Turkey; Reagan's new Mideast spearhead?
Istanbul — The Reagan administration has proposed to nearly double military aid to Turkey, a country that lies cheek by jowl to the Soviet border and within striking range of vital Gulf oil fields.
This possible increase in United States military reliance on Turkey, while raising some eyebrows in Washington, has caused much debate in Turkey.
The question: Will the US use Turkish airfields to launch the Pentagon's newly formed Rapid Deployment Force (RDF) into a possible Mideast conflict?
Although a member of NATO, Turkey doubts it wants to be so closely tied to US strategic interests. At the crossroads of two continents, it has tried to balance its relations in the region. But its military is out of date and in need of repair.
In February, President Reagan proposed raising military aid to Turkey from $ 465 million in 1983 to $755 million in 1984. Hearings on the proposal have begun in Congress, and a vote is expected soon. If passed, the new package, which includes $175 million in economic aid, would make Turkey third after Israel and Egypt in receiving US military and economic aid.
Washington would like Turkey to take some responsibility in the RDF, which is assigned to defend US interests, mainly oil, in the Mideast, the Horn of Africa, and the Gulf. Started under the Carter administration and expanded under Mr. Reagan, the Florida-based force has an estimated 230,000 US soldiers, sailors, marines, and Air Force personnel.
Though American officials have on several occasions expressed their wish that Turkey - a convenient launching pad for the RDF because of its proximity to the Gulf - would show more willingness to house the force, they know Turkish sensitivities on the subject and have refrained from pushing it too hard or formulating a formal demand.
Turkish Foreign Minister Ilter Turkmen and Defense Minister Umit Haluk Bayulken have repeatedly stated Turkey has not made any secret deal with the US to grant facilities for the RDF. They further contend Turkey has no intention of doing so by itself.

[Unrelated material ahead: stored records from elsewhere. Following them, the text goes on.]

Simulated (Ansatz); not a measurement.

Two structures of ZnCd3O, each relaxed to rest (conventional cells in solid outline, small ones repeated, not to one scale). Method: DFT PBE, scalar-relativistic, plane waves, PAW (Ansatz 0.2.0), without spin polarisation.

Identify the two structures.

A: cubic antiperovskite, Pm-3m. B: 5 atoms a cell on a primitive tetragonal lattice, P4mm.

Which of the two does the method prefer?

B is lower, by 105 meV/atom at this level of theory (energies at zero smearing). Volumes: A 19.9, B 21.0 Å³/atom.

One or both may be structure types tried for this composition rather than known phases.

Yet local newspapers continue to carry from time to time reports about a possible Turkish role in the use of the RDF in the Gulf area. Reports about the modernization of some Turkish airfields, particularly those in eastern Turkey, have aroused speculation here that the US was helping Turkey develop some of these bases for future use by the RDF.
Mr. Bayulken categorically denied those speculations in a statement in February to Hurriyet, a leading Turkish daily newspaper. He pointed out that the modernization of the airfields was purely a NATO activity.
''The expansion of these airfields and the setting up of new equipment will serve NATO's purposes,'' Mr. Bayulken said. ''Under NATO's rapid reinforcement plan, allied forces will be able to use these bases and perform their NATO duties in case a serious threat is posed against the vital interests of the alliance. As to the Rapid Deployment Force, which is a separate thing, there is no decision on it within NATO, and only some exchanges of views are taking place.''
Both Mr. Bayulken and Mr. Turkmen have emphasized Turkey will not accept a role for support of the RDF, and that the country's commitment to NATO remains within the area of responsibility of the alliance - therefore up to the eastern borders of this country and not further into the Middle East.
A decade ago, the US substantially increased its military aid to another Mideast country - Iran - and lost its alliance in the overthrow of the Shah.
Turkey could be a different case. It has a stable government, which is pro-Western and has begun to return to full democracy. In November 1982 the Turkish people overwhelmingly voted in favor of a new constitution that would make Gen. Kenan Evren president for a seven-year period. However, the government has banned political party leaders who were active before the 1980 coup from political activity for 10 years. It holds more than 16,000 political prisoners, according to Amnesty International. Many wonder if the military will want to relinquish its power by October, when the general election is scheduled to take place.
Ankara's relations with the US are very good at present, and the Reagan administration's support for Turkey permits a closer cooperation between the two countries.
''The Americans may think that we could or should play a role in the RDF, and they may even have this in mind when they help us in modernizing some of our bases,'' a senior Turkish official said in an interview. ''But they know and respect our position. We certainly do not invite the RDF and there are no hard feelings on either side because of this.''
But what about the future? This depends very much on the conditions that will prevail in the Middle East. According to the same official, ''Turkey will do whatever its national interests will necessitate.''
A major reason for Turkey's refusal to take any role associated with the RDF is the fear that this may drag Turkey into conflicting positions with the Arab world (more than with the Soviet Union). Ankara has been developing its relations with the Arab countries and Iran as well - and its pro-Arab attitude has been paying off, particularly in economic and commercial terms. The fear is that any direct involvement in US policy on the Middle East - including the RDF - may jeopardize these relations.
Thus the modernization of the air bases in Turkey is presented by the Turkish government as a purely national defense matter. When Foreign Minister Turkmen recently visited Moscow, he told Soviet leaders that this was simply a matter of infrastructure.
In fact, the expansion of the 11 bases is part of NATO's infrastructure program. Two bases, Batman and Mus in eastern Turkey (regarded as the closest areas to the Gulf), will be renewed and built, respectively, and become operational by 1985.
Turkish officials note that the US is beefing up military facilities in Turkey, while the future of the US bases in Greece, now subject to negotiations, is uncertain.
In case the talks would fail and these bases would be closed down, there are indications that some of these facilities may be transferred to Turkey - within the NATO framework and, of course, with the Turkish government's consent.